They who can give up essential liberty to obtain a little temporary safety deserve neither liberty nor safety.
— Benjamin Franklin
The Internet identity crisis
This isn’t going to be a rant about how Facebook employees are so paranoid they’re using burner phones to communicate (can’t blame them tho, they know the extent to which data is mined more than anyone).
It won’t even be about the gigabytes of data Google has on you.
I just want to give you some intangibles to consider.
Your data will get stolen if you trust Quora.
Your data will get stolen if you trust myfitnesspal.
Your data will get stolen if you trust T-Mobile.
Your data will get stolen if you trust Equifax.
Your data will get stolen if you trust the government.
Yes, the photo below is real, I still have the letter.
In a previous life (this was circa 2015) I considered working for the government. I went through a rigorous background investigation and had all my data stolen because some dude thought it was a good idea to use public WiFi in Southeast Asia.
I did not accept the offer.
The US has seen 6,551 individual data breaches 2013-2017
In 2017 data was stolen at a frequency of about:
7,000,000 records per day
296k records per hour
4,946 records per minute
82 records per second
Not if, when
It’s not a matter of if an organization you trust is going to get hacked, but when is that organization going to get hacked.
Google can’t secure your data. Banks can’t secure your data. The NSA can’t secure your data.
The only way an organization can secure your data is if they don’t collect it in the first place.
It is ridiculous to even think that a startup is going to be able to secure your data when a national intelligence agency can’t secure the details of my background investigation.
This includes cryptocurrency related startups like Coinbase and Binance and every crack pot ICO you’ve every heard of.
The price of losing privacy
Andreas Antonopoulos has a great talk about the price of losing privacy and I’m going to try to summarize the main points here.

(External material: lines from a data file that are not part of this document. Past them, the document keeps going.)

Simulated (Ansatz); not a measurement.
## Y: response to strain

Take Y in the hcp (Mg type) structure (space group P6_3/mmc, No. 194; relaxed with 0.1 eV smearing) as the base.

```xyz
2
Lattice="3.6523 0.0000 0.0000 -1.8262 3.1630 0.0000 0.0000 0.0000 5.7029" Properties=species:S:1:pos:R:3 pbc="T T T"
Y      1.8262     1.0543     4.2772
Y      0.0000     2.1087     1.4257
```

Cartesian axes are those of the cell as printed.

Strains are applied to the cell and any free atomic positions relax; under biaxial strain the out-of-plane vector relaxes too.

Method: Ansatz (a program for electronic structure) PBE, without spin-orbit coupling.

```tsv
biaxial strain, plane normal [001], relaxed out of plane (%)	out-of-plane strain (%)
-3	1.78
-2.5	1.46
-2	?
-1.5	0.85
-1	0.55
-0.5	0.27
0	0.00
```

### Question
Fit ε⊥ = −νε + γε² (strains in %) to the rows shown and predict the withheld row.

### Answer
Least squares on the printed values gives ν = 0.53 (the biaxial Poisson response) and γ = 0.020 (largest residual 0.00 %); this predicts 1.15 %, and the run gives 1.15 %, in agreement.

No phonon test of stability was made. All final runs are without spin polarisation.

The problem with privacy is that the implications of losing your privacy are not immediately apparent (i.e., you can lose your privacy today, but go to jail in 6 years because of something in your browsing history).
Ever hear of the phrase let one thousand flowers bloom?
Mao Zedong created this program in post-revolutionary China.
To "let a hundred flowers blossom," which was the idea of openness to allow the explosion of creative expression. Even those of dissidents.
Letting a hundred flowers blossom and a hundred schools of thought contend is the policy for promoting progress in the arts and the sciences and a flourishing socialist culture in our land.
-Mao Zedong
The Chinese intelligentsia were invited to criticize the political system in Communist China.
And people believed it.
And their opinions were carefully recorded and cataloged.
And then the purge happened, and hundreds of thousands of folks who believed the idea were murdered.
You lose your privacy everyday but you don't pay the price for that perhaps until a lot later and you can't immediately identify the moment at which your loss of privacy goes from something that is an inconvenience to something that is a deadly risk.
-Andreas Antonopoulos
Bitcoin is consumer protection
It is very difficult to overlay identity on top Bitcoin. Which is good, because no one knows how to secure data.
Your internet identity may be compromised, but you should atleast try to be vigilant of folks trying to steal your Bitcoin financial data.
Regulators have failed to protect consumers. Bitcoin protects consumers by putting control in the hands of the consumers themselves.
An alarm should go off in your head anytime you hear words like “Know-your-customer (KYC)” or “ Anti-money laundering (AML).”
Here’s an example:
Last month Stellar announced they’re airdropping $125 million to Blockchain wallet users. No big deal right?
Just one condition, you need to KYC.
The problem here is that Airdrops come at the expense of privacy.
Would you trade potentially 7 years of Bitcoin transaction history for $25?
The idea that a bitcoin exchange or some crypto startup is going to secure your KYC/AML and all of your privately identifiable information is a joke.
Like I said before, It is ridiculous to even think that a startup is going to be able to secure your data when a national intelligence agency can’t secure the details of my background investigation.
***queue drum meme music***
With Bitcoin, only YOU can de-anonymize yourself
You de-anonymize yourself when you associate a bitcoin addresses with an exchange, or a merchant that does KYC, or a shipping address, or your name, etc…
Chain analysis is real and it is scary.
Financial surveillance is not a joke.
Censorship resistance doesn't matter if you don't have privacy.
So please, don’t shoot yourself in the foot.